[Date Prev][Date Next][Thread Prev][Thread Next][Date Index][Thread Index]
Re: [Testbed-admins] Nodes Stuck in reloading
Assuming that bce0 is the interface for the Emulab side and not your external
facing network, then this is correct.
So free a node from "reloading" (or "hwdown or whereever they are stuck):
nfree emulab-ops reloading pcXXX
This will force it back through the reload process. One the node reaches
the state below where it says it is "Using Multicast", do a ps on boss and
make sure a corresponding "frisbeed" is running and using the same MC address
and port. Look at /usr/testbed/log/frisbeed.log and see if it saw a JOIN
request from the node and do a tcpdump to see if there is any traffic coming
from or going to that node; e.g.
tcpdump -n -i bce0 host 192.168.0.14
Last time we had talked about making sure that the server was doing
"keep alives", but I don't know if we decided that was necessary. Anyway,
look at frisbeelauncher for:
#
# Force multicast keepalives if necessary
#
if ($ELABINELAB) {
$args .= " -K 15";
}
We were going to change that conditional to "(1 || $ELABINELAB)" just to
force it.
On Thu, Jan 28, 2010 at 01:22:37PM -0500, Korrie, Donna M CTR USAF AFMC AFRL/RYRD wrote:
> Mike,
>
> When I ran "netstat -ran" this line was there:
>
> 234.0.0/8 link#1 UCS 0 0 bce0
>
> I verified that the lines
> static_routes="frisbee"
> route_frisbee="-net 234.0.0.0/8 -interface bce0"
> are in the /etc/rc.conf file
>
> When I run /etc/rc.d/routing restart this is the results:
> route: writing to routing socket: File exists
> add net 234.0.0.0: gateway bce0: route already in table
> Additional routing options:.
>
> I am still getting the same results when I try to remove a system form
> reloading or reboot the system this is as far as it gets:
> Starting local daemons:Playing Frisbee ...
> Authenticated IPOD enabled from 192.168.0.14/255.255.255.255
> WARNING: kernel limits buffering to 1907 MB
> da0: write-cache already on
> Invalidating old potential superblocks: 63 6281415 22667715 31053645
> Running /etc/testbed/frisbee -S 192.168.0.14 -M 1907 -i 192.168.1.1 -m
> 234.5.0
> Bound to port 7511
> Using Multicast
>
>
> Any other thoughts?
>
>
> -----Original Message-----
> From: Mike Hibler [mailto:mike@flux.utah.edu]

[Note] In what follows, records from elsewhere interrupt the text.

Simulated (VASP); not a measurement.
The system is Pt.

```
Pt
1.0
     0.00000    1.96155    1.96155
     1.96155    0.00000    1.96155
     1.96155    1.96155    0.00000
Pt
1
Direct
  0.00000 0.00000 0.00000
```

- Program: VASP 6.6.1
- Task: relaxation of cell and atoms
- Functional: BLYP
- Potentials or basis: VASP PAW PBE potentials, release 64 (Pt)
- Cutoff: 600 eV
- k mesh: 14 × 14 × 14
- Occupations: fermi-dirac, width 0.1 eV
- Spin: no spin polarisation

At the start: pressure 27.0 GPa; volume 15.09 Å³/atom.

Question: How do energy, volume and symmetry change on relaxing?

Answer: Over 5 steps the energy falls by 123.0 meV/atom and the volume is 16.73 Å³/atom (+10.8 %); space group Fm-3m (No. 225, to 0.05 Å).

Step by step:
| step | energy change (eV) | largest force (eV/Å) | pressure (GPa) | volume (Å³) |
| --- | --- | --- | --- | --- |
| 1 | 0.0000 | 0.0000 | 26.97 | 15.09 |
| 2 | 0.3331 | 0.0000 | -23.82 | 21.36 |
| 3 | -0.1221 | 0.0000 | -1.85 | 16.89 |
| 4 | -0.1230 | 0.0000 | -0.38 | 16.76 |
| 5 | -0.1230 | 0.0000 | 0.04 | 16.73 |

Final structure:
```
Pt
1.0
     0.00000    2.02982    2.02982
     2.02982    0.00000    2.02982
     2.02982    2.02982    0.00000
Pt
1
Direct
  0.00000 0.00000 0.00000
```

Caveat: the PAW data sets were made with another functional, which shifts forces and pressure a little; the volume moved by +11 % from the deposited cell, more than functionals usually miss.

> Sent: Wednesday, January 27, 2010 3:44 PM
> To: Korrie, Donna M CTR USAF AFMC AFRL/RYRD
> Cc: Mike Hibler; testbed-admins@flux.utah.edu; Leigh Stoller
> Subject: Re: [Testbed-admins] Nodes Stuck in reloading
>
> I am trying to recall for sure, but I think we have been here before...
> Ah, went looking back at old mail. Last time you had this issue it was
> because
> your boss didn't have a route for frisbeed's multicast traffic.
>
> Do a "netstat -ran" on your boss and see if there is a route for
> 234.0.0.0/8.
> What I said previously:
>
> > Add the following to your boss:/etc/rc.conf file:
> >
> > static_routes="frisbee"
> > route_frisbee="-net 234.0.0.0/8 -interface bce0"
> >
> > and then do:
> >
> > sudo /etc/rc.d/routing restart
>
> I am pretty sure we decided you didn't need a multicast router.
>
> On Wed, Jan 27, 2010 at 02:45:42PM -0500, Korrie, Donna M CTR USAF AFMC
> AFRL/RYRD wrote:
> > Here is what I found on the control network switch for vlan3
> >
> > IGMP snooping is globally enabled
> > IGMP snooping is enabled on this interface
> > IGMP snooping fast-leave (for v2) is disabled and queried is disabled
> > IGMP snooping explicit-tracking is enabled
> > IGMP snooping last member query response interval is 1000 ms
> > IGMP snooping report-suppression is enabled
> >
> >
> >
> > -----Original Message-----
> > From: Mike Hibler [mailto:mike@flux.utah.edu]
> > Sent: Wednesday, January 27, 2010 1:54 PM
> > To: Korrie, Donna M CTR USAF AFMC AFRL/RYRD
> > Cc: testbed-admins@flux.utah.edu; Leigh Stoller
> > Subject: Re: [Testbed-admins] Nodes Stuck in reloading
> >
> > It looks like frisbee is not starting up for you.
> > ...